Vision-Language Models Assimilate Where Humans Contrast: A Cross-Architecture Signature of Contextual Computation

Paper 24 · Pødenphant Lund (2026) · Read on Zenodo

Vision-language models judge an item toward its context (assimilation) where human perception judges it away (contrast). Reading the per-token competing-routes margin as an instrument, classical inferential illusions recur in these models as contextual modulation with a measurable commitment signature, but the modulation runs with a substrate-specific sign. A dose-response sweep replicates the anti-human direction across three architecturally distinct vision encoders on both size and brightness; every slope's 95% confidence interval excludes zero.

DOI (concept)	10.5281/zenodo.20678296
Status	v1 live on Zenodo (2026-06-17)
Venue	TMLR (Transactions on Machine Learning Research)
Author	Tomas Pødenphant Lund [ORCID]

TL;DR

Which "cognitive biases" and "perceptual illusions" are necessary signatures of a bounded decision architecture, and which are substrate accidents? Behavioural data cannot say, because the experimenter must infer a latent decision variable from aggregated choices. The per-token competing-routes (CR) substrate of a language model, where commitment dynamics are observable directly in logprobs, is an instrument that can sort a candidate phenomenon into phantom (an observer-aggregation artefact), architecture-forced (a real bounded-commitment signature), or cruft (a substrate accident).

Applied to perception via vision-language models as a no-retina visual substrate, classical inferential illusions recur as contextual modulation with a commitment signature, but with a substrate-specific sign: VLMs modulate the target toward its surround (assimilation) where human perception modulates it away (contrast). The divergence is local and graded. A dose-response sweep shows the judged target tracking the surround monotonically, opposite in sign to the human percept, on the size illusions (Ebbinghaus, Delboeuf) and on brightness (simultaneous-contrast).
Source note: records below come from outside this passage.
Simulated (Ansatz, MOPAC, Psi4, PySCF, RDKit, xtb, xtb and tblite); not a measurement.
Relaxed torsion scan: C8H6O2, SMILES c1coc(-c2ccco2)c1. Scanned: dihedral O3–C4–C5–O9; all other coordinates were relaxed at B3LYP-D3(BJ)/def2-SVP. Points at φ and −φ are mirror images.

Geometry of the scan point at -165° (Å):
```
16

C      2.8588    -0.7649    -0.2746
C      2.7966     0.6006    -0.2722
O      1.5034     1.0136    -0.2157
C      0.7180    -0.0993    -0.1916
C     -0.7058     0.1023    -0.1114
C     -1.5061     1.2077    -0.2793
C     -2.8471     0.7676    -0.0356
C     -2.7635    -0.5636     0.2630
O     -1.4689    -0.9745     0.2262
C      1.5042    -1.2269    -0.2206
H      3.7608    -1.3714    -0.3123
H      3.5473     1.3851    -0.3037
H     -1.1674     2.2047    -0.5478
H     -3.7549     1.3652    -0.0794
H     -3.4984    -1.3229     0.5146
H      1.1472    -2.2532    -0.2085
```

The effect replicates across three distinct vision encoders (native-ViT, SigLIP, CLIP) on both dimensions: nine dose-responses, every slope's 95% CI excluding zero. The opposite sign is strong evidence against the simplest account, that VLMs imitate human illusion reports absorbed from text, which would reproduce the human direction. A genuinely architectural cause and a learned-from-training-statistics cause remain the two live hypotheses.

The catalogue problem

The catalogue of "cognitive biases" and "perceptual illusions" conflates three different things: genuine mechanisms of bounded decision-making; phantom effects that are artefacts of how an experimenter aggregates behaviour (Ott, Masset & Gouvêa 2022 show a reported sunk-cost effect in humans, mice and rats is reproduced by a rational agent with no sunk-cost term); and genuine substrate accidents (the retinal blind spot, after-images, Mach bands). Behavioural data alone cannot dissociate the first two, because the experimenter must infer latent cognitive variables from aggregated choices.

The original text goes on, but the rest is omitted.